Patrick Radden Keefe

Patrick Radden Keefe is a staff writer at The New Yorker and the author of the New York Times bestsellers ROGUES, EMPIRE OF PAIN (winner of the 2021 Baillie Gifford Prize) and SAY NOTHING, which received the National Book Critics Circle Award and was named one of the Twenty Best Books of the 21st Century by The New York Times Book Review. His work has been recognized by a Guggenheim Fellowship, the National Magazine Award for Feature Writing, and the Orwell Prize for Political Writing.

He served as an Executive Producer on the award-winning FX series “Say Nothing,” based on his book. He is also the creator and host of the eight-part podcast “Wind of Change,” about the strange convergence of Cold War espionage and heavy metal music, which The Guardian and Entertainment Weekly named the #1 podcast of 2020.

Patrick Radden Keefe

Books by Patrick Radden Keefe

by Patrick Radden Keefe - Nonfiction, True Crime

In the early morning of November 29, 2019, surveillance cameras at the headquarters of MI6, Britain’s spy agency, captured video of a young man pacing back and forth on a high balcony of Riverwalk, a luxury tower on the bank of the river Thames. At 2:24 a.m., he jumped into the river. In a quiet London neighborhood several miles away, Rachelle Brettler was worried about her son. Zac had told her that he had gone to stay with a friend, but then he did not come home. Days later, a police car pulled up, and two officers relayed the dreadful news: her son was dead. In their unbearable grief, Rachelle and her husband, Matthew, struggled to understand what had happened to Zac. He had his troubles, but in no way did he seem suicidal. As they would soon discover, however, there was a lot they did not know about their son.
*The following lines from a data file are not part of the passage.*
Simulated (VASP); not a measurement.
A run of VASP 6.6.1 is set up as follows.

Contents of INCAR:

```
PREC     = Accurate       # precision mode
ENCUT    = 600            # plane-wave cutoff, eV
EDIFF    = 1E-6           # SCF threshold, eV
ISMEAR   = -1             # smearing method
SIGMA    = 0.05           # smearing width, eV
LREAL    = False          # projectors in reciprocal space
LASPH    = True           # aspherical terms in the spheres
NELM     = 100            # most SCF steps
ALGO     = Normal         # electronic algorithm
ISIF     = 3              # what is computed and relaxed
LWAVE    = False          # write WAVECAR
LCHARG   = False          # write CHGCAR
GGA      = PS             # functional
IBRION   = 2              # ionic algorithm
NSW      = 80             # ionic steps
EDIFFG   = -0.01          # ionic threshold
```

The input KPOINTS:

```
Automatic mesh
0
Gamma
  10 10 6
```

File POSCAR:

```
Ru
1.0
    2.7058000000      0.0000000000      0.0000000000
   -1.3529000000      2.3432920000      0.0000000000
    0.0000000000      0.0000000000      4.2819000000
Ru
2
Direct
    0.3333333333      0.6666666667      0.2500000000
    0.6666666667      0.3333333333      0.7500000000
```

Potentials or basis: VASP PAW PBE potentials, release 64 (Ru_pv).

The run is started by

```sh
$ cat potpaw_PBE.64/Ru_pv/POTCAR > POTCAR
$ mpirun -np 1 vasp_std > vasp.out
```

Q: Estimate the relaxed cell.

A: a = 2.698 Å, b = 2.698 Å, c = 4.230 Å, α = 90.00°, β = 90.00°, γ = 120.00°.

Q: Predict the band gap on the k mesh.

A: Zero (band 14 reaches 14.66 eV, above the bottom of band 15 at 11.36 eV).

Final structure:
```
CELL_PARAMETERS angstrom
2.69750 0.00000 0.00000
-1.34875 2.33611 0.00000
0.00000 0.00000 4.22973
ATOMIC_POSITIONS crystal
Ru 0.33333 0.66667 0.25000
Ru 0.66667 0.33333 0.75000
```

by Patrick Radden Keefe - Nonfiction, True Crime

ROGUES brings together a dozen of Patrick Radden Keefe’s most celebrated articles from The New Yorker. Here, he brilliantly explores the intricacies of forging $150,000 vintage wines, examines if a whistleblower who dared to expose money laundering at a Swiss bank is a hero or a fabulist, spends time in Vietnam with Anthony Bourdain, chronicles the quest to bring down a cheerful international black market arms merchant, and profiles a passionate death penalty attorney who represents the “worst of the worst,” among other bravura works of literary journalism.

by Patrick Radden Keefe - Biography, Nonfiction, True Crime

The Sackler name has adorned the walls of many storied institutions --- Harvard, the Metropolitan Museum of Art, Oxford, the Louvre. They are one of the richest families in the world, but the source of the family fortune was vague --- until it emerged that the Sacklers were responsible for making and marketing a blockbuster painkiller that was the catalyst for the opioid crisis. EMPIRE OF PAIN is the saga of three generations of a single family and the mark they would leave on the world. It chronicles the multiple investigations of the Sacklers and their company, and the scorched-earth legal tactics that the family has used to evade accountability.

by Patrick Radden Keefe - History, Nonfiction, True Crime

In December 1972, Jean McConville, a 38-year-old mother of 10, was dragged from her Belfast home by masked intruders. Everyone in the neighborhood knew the I.R.A. was responsible, but no one would speak of it. In 2003, five years after an accord brought an uneasy peace to Northern Ireland, a set of human bones was discovered on a beach. McConville's children knew it was their mother when they were told a blue safety pin was attached to the dress. Patrick Radden Keefe's book on the bitter conflict in Northern Ireland and its aftermath uses the McConville case as a starting point for the tale of a society wracked by a violent guerrilla war, the consequences of which have never been reckoned with.